Coleman said Headland, which also has two offices in Ireland, has diversified into growing areas – such as land and marine-based surveys for renewable energy developers – in order to help insulate the group against expected cutbacks in the public sector.

However, he added that a lot of the public sector work handled by the firm relates to road buildings and that he expected projects such as the Aberdeen southern bypass and replacement Forth crossing to still go ahead.

Commenting on the acquisition of Hereford-based Archaeological Investigations, Coleman said: "Archaeology is a small industry, dominated by local councils and universities, with few commercial companies like our own. So we already knew Andy Boucher and his team in Hereford and, when the company came up for sale, we thought it would be a good fit and help us to expand into new markets."

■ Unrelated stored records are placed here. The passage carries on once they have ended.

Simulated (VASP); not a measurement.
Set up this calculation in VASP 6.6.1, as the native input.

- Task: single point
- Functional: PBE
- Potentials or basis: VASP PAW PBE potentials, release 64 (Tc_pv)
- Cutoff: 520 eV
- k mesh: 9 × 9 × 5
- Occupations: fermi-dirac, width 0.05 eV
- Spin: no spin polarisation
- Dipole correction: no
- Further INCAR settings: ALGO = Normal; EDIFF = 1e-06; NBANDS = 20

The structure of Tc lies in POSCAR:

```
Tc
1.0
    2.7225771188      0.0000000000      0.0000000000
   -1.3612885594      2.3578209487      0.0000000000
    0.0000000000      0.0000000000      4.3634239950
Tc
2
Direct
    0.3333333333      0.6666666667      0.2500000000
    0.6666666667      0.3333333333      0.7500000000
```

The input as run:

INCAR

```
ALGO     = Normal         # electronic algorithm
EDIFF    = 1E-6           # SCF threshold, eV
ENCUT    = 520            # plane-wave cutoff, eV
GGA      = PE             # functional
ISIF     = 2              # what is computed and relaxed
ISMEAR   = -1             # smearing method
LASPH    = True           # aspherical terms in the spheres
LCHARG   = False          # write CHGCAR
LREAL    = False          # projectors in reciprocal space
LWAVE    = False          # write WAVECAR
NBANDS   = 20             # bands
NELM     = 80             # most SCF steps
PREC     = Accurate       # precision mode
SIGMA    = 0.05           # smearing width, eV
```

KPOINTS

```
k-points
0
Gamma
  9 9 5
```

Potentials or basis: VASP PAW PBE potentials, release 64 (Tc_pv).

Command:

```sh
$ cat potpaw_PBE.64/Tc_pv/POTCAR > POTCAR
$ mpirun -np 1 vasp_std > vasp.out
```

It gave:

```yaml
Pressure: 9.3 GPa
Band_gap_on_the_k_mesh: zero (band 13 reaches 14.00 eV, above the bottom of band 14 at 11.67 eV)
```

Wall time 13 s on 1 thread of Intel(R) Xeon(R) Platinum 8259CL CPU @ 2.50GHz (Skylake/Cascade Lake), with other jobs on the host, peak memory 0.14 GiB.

Recent contracts won by Headland, which was founded in 1996, include work for Forth Energy – the joint venture set up by Forth Ports and Scottish & Southern Energy – and a 1.5 million (1.3m) deal in Ireland for archaeological excavation work ahead of the building of the N25 New Ross bypass, in Co Wexford in the Republic of Ireland.

Accounts filed at Companies House showed that Headland's turnover increased by 78 per cent to 12.3m in the year to 31 May, 2008, after winning "substantial" infrastructure projects in the UK and Ireland.

Pre-tax profits rose by 60 per cent to 1.17m and the directors increased reserves by 630,000 "to weather any economic storms the future may hold".

Projects undertaken by Archaeological Investigations – which was set up by the local council in 1974 and spun off in 1997 – have included Roman work at Alcester, in Warwickshire, the M4 widening scheme in south Wales and prehistoric and medieval excavations on an Asda site in Hereford.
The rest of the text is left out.